Hi,
I want to fit an LSTM for intent classification using the Dutch Roberta pretrained model.
I installed fastai v 2.3.0 on AWS and loaded the Dutch Roberta language model:
#Step 1: download the Dutch Bert model
from transformers import RobertaTokenizer, RobertaForSequenceClassification
dtokenizer = RobertaTokenizer.from_pretrained(“pdelobelle/robbert-v2-dutch-base”)
dmodel = RobertaForSequenceClassification.from_pretrained(“pdelobelle/robbert-v2-dutch-base”)
When I then start following the steps in the article: Using RoBERTa with fast.ai for NLP | by Dev Sharma | Analytics Vidhya | Medium to build a FastAI wrapper around the Transformers RobertaTokenizer, it gives me an
#Step 2: build a FastAI wrapper around the transfomers RobertaTokenizer (from: Using RoBERTa with fast.ai for NLP | by Dev Sharma | Analytics Vidhya | Medium)

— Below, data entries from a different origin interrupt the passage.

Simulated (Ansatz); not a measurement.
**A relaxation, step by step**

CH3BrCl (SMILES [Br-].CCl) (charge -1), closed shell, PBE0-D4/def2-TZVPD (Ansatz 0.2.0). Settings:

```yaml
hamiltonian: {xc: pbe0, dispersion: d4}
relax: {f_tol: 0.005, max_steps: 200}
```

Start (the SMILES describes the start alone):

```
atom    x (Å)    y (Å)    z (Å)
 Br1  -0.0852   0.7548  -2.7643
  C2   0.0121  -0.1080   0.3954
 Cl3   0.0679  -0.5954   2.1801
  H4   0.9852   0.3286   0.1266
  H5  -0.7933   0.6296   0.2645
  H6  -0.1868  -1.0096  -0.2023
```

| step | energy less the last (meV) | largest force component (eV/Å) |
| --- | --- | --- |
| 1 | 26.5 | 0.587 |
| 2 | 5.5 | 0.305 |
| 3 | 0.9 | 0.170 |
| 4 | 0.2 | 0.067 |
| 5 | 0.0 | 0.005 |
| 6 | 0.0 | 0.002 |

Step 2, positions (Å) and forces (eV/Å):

class FastAiRobertaTokenizer(BaseTokenizer):
def init(self, tokenizer: RobertaTokenizer, max_seq_len: int=128, **kwargs):
self._pretrained_tokenizer = tokenizer
self.max_seq_len = max_seq_len
def call(self, *args, **kwargs):
return self
def tokenizer(self, t:str) → List[str]:
return [“”] + self._pretrained_tokenizer.tokenize(t)[:self.max_seq_len - 2] + [“”]
Error message:
NameError Traceback (most recent call last)
in
1 #Step 2: build a FastAI wrapper around the transfomers RobertaTokenizer
----> 2 class FastAiRobertaTokenizer(BaseTokenizer):
3 def init(self, tokenizer: RobertaTokenizer, max_seq_len: int=128, **kwargs):
4 self._pretrained_tokenizer = tokenizer
5 self.max_seq_len = max_seq_len
in FastAiRobertaTokenizer()
6 def call(self, *args, **kwargs):
7 return self
----> 8 def tokenizer(self, t:str) → List[str]:
9 return [“”] + self._pretrained_tokenizer.tokenize(t)[:self.max_seq_len - 2] + [“”]
NameError: name ‘List’ is not defined
How can I solve this ? Should I install version 1 of FastAI or can I solve it differently ?
Thanks,
Wendy